Musicians without music.
I wrote my first poem following a dispute with my older sister when I was four years old. By default, she must have been six or so.
The two of us often played in our bathroom. Thanks to my mother, this room was wondrously decorated in an under-the-sea theme. We climbed in the cabinets that reached well over our heads, hiding spaces only fit for children. We slashed water in a civilized fashion as to not make a mess- an ideal deeply instilled in us both. We were rather well behaved hooligans.
On this particular day, the day I wrote my first poem, my sister and I were being especially rowdy: most likely sliding around on the rug that covered the sandy linoleum floor; excess water splashing going on as well. I remember the room being completely soaked. Perhaps we intended to clean it up; perhaps we had forgotten our instilled ideals. Either way, we were too rowdy: pushing and yelling, hooting and hollering. Suddenly we knocked over a vase. Shattered glass instantaneously everywhere, creating a mess unfit for kids to clean.
Noise followed by silence. A dead silence- the knowledge of reprimand worthy wrong-doing. We waited.
A knock at the door.
“What’s going on in there!?!”
Tears flowed from four eyes belonging to two children.
It was my father behind the door. He too disliked loud noises followed by silence and loud noises in general. I pulled the door open slowly, peeking out into his angry eyes.
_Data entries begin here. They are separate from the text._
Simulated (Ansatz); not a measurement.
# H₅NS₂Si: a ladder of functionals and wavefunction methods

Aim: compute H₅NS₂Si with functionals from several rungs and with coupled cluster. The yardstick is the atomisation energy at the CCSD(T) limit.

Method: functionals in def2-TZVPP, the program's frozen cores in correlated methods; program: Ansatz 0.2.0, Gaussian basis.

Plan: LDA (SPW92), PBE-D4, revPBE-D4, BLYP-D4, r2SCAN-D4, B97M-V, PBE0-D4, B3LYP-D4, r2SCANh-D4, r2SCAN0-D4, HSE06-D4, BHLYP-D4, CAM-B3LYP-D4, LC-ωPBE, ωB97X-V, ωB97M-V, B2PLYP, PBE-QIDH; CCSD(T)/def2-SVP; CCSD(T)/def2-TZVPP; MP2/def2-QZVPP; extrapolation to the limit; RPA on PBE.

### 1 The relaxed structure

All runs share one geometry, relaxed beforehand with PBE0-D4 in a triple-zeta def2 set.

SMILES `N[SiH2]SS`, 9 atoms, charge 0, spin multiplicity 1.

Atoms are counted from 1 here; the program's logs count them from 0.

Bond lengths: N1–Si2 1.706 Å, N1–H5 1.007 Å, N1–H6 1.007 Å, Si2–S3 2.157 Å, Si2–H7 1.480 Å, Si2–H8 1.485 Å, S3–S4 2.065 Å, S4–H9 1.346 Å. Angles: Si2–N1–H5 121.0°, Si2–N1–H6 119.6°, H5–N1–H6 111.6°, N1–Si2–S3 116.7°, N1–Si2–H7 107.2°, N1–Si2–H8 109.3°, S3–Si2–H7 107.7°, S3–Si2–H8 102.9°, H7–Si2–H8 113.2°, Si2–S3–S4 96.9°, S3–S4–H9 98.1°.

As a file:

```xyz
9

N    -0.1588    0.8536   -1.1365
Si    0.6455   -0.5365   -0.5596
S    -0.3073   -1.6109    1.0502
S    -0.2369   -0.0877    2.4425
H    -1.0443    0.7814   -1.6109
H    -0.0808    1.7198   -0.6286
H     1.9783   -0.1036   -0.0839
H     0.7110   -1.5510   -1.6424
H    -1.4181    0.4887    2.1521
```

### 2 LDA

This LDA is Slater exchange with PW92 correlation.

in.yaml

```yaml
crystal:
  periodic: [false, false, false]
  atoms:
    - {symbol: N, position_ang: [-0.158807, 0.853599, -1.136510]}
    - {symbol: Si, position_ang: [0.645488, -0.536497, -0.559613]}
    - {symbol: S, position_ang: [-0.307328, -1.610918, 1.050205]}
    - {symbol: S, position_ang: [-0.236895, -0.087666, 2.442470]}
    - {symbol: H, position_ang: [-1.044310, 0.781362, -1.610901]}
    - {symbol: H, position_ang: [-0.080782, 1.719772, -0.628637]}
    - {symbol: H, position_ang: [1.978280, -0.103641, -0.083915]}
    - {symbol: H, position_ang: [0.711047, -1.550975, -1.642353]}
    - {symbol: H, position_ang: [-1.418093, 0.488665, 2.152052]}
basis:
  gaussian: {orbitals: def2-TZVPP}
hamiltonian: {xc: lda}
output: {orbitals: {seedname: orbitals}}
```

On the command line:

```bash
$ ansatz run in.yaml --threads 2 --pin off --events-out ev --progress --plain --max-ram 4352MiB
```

Immediately a blame game began between siblings. Neither of us wanted to face the consequences; we were equally at fault; however, guiltlessly expressing innocence.
My father, often irrational at best, decided to hush our incessant whimpering rivalry. He needed something tangible to grasp, some certain evidence. Thusly, he asked us both to write our accounts of the incident-
Though I rarely find my father admirable, his unorthodox plan of action set into motion my persisting passions-
Sister and I to separate rooms. Pencils and paper. I only vaguely remember my writing. Here is a paraphrasing:
My father had offered no guidelines for these telling exposes. In all honesty, I believe I had not been exposed to poetry at this point in time. My writing was merely rebellious. I knew my sister was better suited to tell the story. She was a student- someone compelled to excel in school. And she always did. I wrote what I wrote because it was what I wanted. Again, truthfully, I knew that my father would undoubtedly be upset with my rendition. Nonetheless, I approached him and passed along my piece of paper. My sister followed suit.
He read mine first, found it outrageously incomprehensible, and tossed it into the trash- nothing short of my expectation.
I took full punishment, every pound of me surging with pride-
saying so little but with a sense of accomplishment.